And Pearl is good at it. ESPN hires a lot of former coaches and athletes to be analysts. But senior coordinating producer Barry Sacks, who is one of the people in Pearl's earpiece when he's on set, thinks Pearl is different from others he's worked with.
"There are some that complain, some that come in and are happy with what it is and are just satisfied," Sacks said. "He has always pushed. He's always asking, 'What did you think of that? How can I be better?' Not everybody is like that. It's pretty refreshing to see."
On TV, Pearl is animated, engaging and passionate, just like he was in the locker room. And just like he is all the time. Walking through the halls at ESPN, Pearl fist-bumps production assistants, producers and other employees he sees throughout the day.
He likes working for ESPN because it's still an opportunity to teach an audience terminology so they can better understand the game. He's always teaching.
The hardest thing though is keeping his segments short and concise.
"I can't do anything in 30 seconds," he said, laughing. "You know what time practice ended when I was coaching? When I said it ended. Now, producers are in my ear with a 30-second timeout. It's OK because I'm a team player. But I want to write a book every time I'm on TV."
During a TV break, Pearl stands in front of four flat screens off to the side of the ESPN set watching four different games. His focus is on No. 5 Louisville at No. 9 Cincinnati. With 1:30 to play, there's a debate about whether the ball rolled out of bounds off Cardinals guard Russ Smith's foot or hit Bearcats forward Shaquille Thomas' heel. At first the officials rule Louisville ball, then change their minds to Cincinnati ball, then after another review, rule in favor of Louisville.
"Look, the ball changes direction after it hits his heel," Pearl explains as to why it should be Louisville's ball.
Pearl is anxious to see Cincinnati coach Mick Cronin's reaction after the call was reversed again.
"Show Mick's face, show Mick's face," Pearl says at the TV. "He's going to be mad."

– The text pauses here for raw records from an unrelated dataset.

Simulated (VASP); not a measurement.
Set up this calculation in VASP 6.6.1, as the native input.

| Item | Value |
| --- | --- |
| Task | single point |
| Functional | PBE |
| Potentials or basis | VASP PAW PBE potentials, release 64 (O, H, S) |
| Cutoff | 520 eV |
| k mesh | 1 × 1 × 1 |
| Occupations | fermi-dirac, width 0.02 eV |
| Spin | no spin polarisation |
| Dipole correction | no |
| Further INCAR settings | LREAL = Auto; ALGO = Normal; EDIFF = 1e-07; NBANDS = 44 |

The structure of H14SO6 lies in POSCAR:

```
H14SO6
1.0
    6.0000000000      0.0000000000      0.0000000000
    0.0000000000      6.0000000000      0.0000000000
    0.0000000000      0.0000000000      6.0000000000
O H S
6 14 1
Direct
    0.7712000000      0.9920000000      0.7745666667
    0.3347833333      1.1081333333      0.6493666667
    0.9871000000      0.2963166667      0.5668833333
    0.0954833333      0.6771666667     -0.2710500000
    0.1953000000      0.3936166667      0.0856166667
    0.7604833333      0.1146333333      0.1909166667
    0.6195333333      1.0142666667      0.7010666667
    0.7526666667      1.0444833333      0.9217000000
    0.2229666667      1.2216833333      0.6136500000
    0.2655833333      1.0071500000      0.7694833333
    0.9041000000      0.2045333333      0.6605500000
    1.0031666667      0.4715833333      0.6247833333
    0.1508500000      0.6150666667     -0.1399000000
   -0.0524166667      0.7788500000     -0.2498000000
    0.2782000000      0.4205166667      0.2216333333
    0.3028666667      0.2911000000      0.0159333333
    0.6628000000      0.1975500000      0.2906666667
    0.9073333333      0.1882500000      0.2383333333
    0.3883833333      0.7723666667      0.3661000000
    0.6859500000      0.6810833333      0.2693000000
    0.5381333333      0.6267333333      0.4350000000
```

Tennessee hasn't made it back to the NCAA tournament since Pearl was fired and the Vols are currently 16-11, 7-7 in the SEC. UT fans recently started a petition to bring Pearl back and it has over 21,000 signatures. Pearl is aware. "I'm on Twitter," he said.
A return is unlikely, but his orange blazer still hangs in his closet.
To watch Pearl watch a college basketball game is like watching pure happiness. He loves the game so much. Even he doesn't know if he'll get back into coaching or stick with ESPN.
"You never know," he said, smiling. "It's great to have options."